Melissa Harris-Perry shared a very personal response to the George Zimmerman verdict on Sunday, telling viewers that she felt "relief" at her ultrasound when she found out she was giving birth to a daughter instead of a son.
On Saturday, Zimmerman was cleared of all charges in the death of Trayvon Martin. The MSNBC host devoted her show on Sunday to the verdict. "I will never forget... the relief I felt at my 20 week ultrasound when they told me it was a girl," Harris-Perry recalled on Sunday. "And last night, I thought, I live in a country that makes me wish my sons away, wish that they don't exist, because it's not safe."

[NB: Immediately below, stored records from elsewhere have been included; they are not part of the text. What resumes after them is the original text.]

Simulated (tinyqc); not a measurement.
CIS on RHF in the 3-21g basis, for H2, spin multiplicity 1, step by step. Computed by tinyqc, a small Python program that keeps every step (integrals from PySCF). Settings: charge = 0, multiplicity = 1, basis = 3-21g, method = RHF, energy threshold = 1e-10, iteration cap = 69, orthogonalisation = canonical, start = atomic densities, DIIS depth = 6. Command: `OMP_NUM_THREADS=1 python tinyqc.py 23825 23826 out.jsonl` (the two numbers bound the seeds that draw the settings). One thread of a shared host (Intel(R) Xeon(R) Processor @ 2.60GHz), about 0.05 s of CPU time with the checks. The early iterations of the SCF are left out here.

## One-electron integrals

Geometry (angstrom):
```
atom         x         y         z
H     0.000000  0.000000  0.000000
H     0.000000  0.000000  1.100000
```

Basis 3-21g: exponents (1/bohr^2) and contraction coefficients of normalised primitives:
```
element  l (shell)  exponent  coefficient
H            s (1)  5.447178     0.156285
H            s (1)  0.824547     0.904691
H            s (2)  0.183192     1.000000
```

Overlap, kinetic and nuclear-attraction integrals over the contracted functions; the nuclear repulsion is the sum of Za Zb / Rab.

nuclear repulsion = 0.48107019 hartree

Panelists Jelani Cobb and Joy Reid nodded in agreement. Later, Harris-Perry quoted W.E.B. Du Bois in a monologue, asking, "How does it feel to be a problem? To have your very body and the bodies of your children to be assume to be criminal, violent, malignant."
The MSNBC host has spoken out about Trayvon Martin, an unarmed 17-year-old who was shot and killed by Zimmerman, numerous times since last February. She reacted to the news of Zimmerman's verdict when it broke on Saturday night. "In this moment, black families are holding their sons and daughters closer to them," she said. "A verdict which... feels very much as though it is saying it is acceptable, it is ok, to kill an unarmed African-American child who has committed no crime."